Epistemology poses the question: how do we know what we know about politics? Interpretive theories constitute one set of answers to that question. Behind the different types of interpretive theory, there lies the shared assumption that we cannot understand political phenomena unless we grasp the relevant meanings. Different interpretive theories conceive of meaning in different ways, including, for example, as a product of intentionality or as a system of signs. Different interpretive theories also explain meanings in different ways using notions such as logical progression, the dispositions of individuals, and the structural links between concepts. However, because interpretive theorists emphasize meanings, they oppose scientism and positivism.
Beyond positivism
Positivism was subjected to forceful philosophical criticism as early as the 1950s (Bernstein 1976). Today, few philosophers and perhaps few political scientists would describe themselves as positivists. However, even if political scientists repudiate positivism, they often continue to study politics in ways that make sense only if they make positivist assumptions. Positivist assumptions bedevil behaviouralism, institutionalism, and rational choice. No doubt institutionalists, behaviouralists, and rational choice theorists sometimes avoid the objectifying tendency of positivism. Nonetheless, the more exponents of these approaches to political science disentangle themselves from positivist assumptions, the further they depart from the principles that inform their approaches.
Positivism often refers to a vision of a unified science based on pure and atomized facts. For our purposes, however, positivism refers to two theses that draw support from this vision of a unified science.
- The first positivist thesis is that we can explain actions by allegedly objective social facts about people. Meanings are largely irrelevant to political science. Beliefs are, at most, intervening variables. Actions can be correlated with, and explained by, social categories such as class, economic interest or institutional position.
- The second positivist thesis is that the relation between antecedent and consequent in political explanation is a necessary causal oneā that is, it is law as in the natural sciences. Political science seeks psychological or social laws, rather than historical narratives or understanding webs of meaning.
These two theses still dominate much political science. Interpretive theory rejects them. Crucially, once we accept there are no pure experiences, we no longer can adhere to the two positivist theses that inform so much political science.
The first positivist thesis is that we can explain behaviour by allegedly objective social facts. Here, political scientists typically try to avoid direct appeals to beliefs by reducing them to intervening variables. For example, political scientists explain why people vote for the Labour Party not by referring to their beliefs, but by saying they are working class. Political scientists then deal with the anomaly of working-class people who vote Conservative not by examining beliefs but by reference to, for example, their religious affiliation, gender or housing occupancy. No doubt few political scientists want to claim that social class and the like generate actions without passing through consciousness. They want to imply only that statistical correlations between social class and a particular action allow us to bypass beliefs. They suggest that belonging to a particular social class gives one a set of beliefs and desires that cause people to act in a given way. For example, the working class believe in redistributive policies so they support the Labour Party.

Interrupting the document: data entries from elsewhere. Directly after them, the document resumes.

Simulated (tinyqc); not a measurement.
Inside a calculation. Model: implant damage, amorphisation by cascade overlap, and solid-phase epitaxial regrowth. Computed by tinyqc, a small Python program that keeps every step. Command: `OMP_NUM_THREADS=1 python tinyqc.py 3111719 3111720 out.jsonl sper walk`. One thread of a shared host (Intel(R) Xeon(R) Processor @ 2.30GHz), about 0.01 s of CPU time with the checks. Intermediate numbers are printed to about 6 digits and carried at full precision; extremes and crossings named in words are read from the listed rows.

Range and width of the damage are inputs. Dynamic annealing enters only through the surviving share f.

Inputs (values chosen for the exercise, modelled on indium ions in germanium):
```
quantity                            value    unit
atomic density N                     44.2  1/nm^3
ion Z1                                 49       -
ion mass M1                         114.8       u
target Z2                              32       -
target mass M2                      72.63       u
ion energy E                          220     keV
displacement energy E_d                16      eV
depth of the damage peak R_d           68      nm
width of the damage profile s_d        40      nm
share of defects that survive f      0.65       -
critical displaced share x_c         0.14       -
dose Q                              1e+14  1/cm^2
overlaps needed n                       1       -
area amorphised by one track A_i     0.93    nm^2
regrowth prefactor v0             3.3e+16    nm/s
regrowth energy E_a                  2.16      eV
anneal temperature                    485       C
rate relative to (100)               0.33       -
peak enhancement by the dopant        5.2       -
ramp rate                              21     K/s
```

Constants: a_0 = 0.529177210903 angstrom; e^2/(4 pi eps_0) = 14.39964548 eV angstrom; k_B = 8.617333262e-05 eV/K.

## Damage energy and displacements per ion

The impossibility of pure experience undermines this first positivist thesis. It implies that we cannot reduce beliefs to intervening variables. When we say that someone X in a position Y has given interests Z, we use our particular theories to derive their interests from their position. Someone with a different set of theories may believe that someone in that position has different interests. For example, when we say that a permanent secretary managing a government department has an interest in preserving the staffing and spending levels of that department, we have used a particular theory that deduces his interests from his position. People with different theories might believe that this top civil servant has different interests; that is, she is a political and policy adviser not a manager, and so has different interestsā for example, protecting the minister and firefighting policy disasters.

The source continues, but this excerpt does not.